NEFs are weird creatures. Their brains go through bizarre metamorphoses similar to that of someone who’s been inducted into a cult. First, they completely forget what it’s like to be single. This includes everything they disliked about it, such as dating, shadchanim, and especially, NEFs. Next, they become completely unaware of life outside their cul–bubble. Everything revolves around their swami–er, chosson–and the upcoming wedding. Finally, with their neurons rearranging and short-circulations connections so rapidly that their brains look like a synchronized swimming team, they sometimes come to strange conclusions.
Such as, “I could have gotten married plenty of times before, but I guess I just didn’t really want to.”
Really. So, you went out with, say, 50 guys. And you’re saying you probably could have married five of them if you hadn’t dumped them for dumb reasons. So…
This raises a number of questions. The smallest is the implication that if she hadn’t said no to her previous dates, a number of them would have asked for her hand in marriage. It’s a teeny bit arrogant, but I guess a new bride is entitled to feel highly desired.
The most obvious and troublesome implication – to me at least – is the denial of bashert. If you can marry any of a number of people without issue, then how can you say that one is your soulmate? Or, since presumably one can marry someone who isn’t their soulmate, how can someone ever know who is their bashert? How do you know to marry this guy, instead of trying to marry one of those previous possibilities? For that matter, aren’t you a little anxious that your current chosson might be the wrong one?
Everyone in our community talks about bashert. But when it comes down to it, who really believes in it? What does it mean to us?
This reminds me of the advice people like giving single people. “Don’t sound so smart,” or “smile more” or “don’t be so opinionated.” Whenever they say something like that they are essentially saying, “This is the big thing standing between you and marriage. You could have been married already if you’d have just smiled more.”

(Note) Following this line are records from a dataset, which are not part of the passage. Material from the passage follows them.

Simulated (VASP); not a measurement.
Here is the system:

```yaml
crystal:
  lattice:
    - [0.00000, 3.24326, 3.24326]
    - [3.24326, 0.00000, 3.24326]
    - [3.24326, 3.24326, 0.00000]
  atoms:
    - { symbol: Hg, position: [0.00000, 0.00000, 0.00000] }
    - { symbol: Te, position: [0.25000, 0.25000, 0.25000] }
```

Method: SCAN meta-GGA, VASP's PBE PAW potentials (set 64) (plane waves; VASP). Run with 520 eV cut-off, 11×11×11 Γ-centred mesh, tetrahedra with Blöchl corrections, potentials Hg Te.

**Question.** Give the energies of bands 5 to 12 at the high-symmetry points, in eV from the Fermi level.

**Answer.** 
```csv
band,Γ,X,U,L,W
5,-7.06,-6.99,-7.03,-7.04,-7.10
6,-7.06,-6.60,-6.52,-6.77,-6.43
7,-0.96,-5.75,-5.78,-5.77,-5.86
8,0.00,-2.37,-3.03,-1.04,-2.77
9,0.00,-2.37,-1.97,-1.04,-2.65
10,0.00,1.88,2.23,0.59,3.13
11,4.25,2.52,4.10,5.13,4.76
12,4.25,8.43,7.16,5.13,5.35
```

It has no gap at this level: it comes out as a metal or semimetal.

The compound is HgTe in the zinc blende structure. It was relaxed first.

This also troubles me on multiple levels. But mostly: the idea that you can miss your bashert simply by not smiling enough at him. That somehow, two halves of a whole soul can fail to notice that they fit simply due to one being shy or solemn or opinionated or smart. Somehow, it would seem to me, that if two people click, something so small and easily remedied shouldn’t stand between them. Or else God, who is supposed to occupy his time with matchmaking, could bother himself to intervene and inform the parties about the importance of appearing dumb, tractable, and cheerful before they split up. I mean, there’s a lot at stake here – if we believe in bashert.
Or we could just admit that, as a society, we don’t believe in bashert as much as we’d like to. Bashert is like the Jewish fairy tale. That happily-ever-after we all dream about. It gives us hope because it insists that out there, somewhere, is someone who will be perfect for us. It comforts us by insisting that the forces-that-be in the universe are drawing the couple together, slowly perhaps, but inexorably. So we talk about it, and believe in it the way we believe in Prince Charmings: not really, but as a cognitive shortcut. Because we know that there are no perfect Prince Charmings out there, and we know that the marriage market is a loud, noisy shuk with rapid and often sloppy trading and measuring going on, and it’s all chance and chaos and luck of the draw…
No.
It’s not.
It can’t be.
It appears random, sporadic, and messy, but it’s really just a complex pattern, no more random than the traffic at the Swindon Magic Roundabout. And this I choose to believe.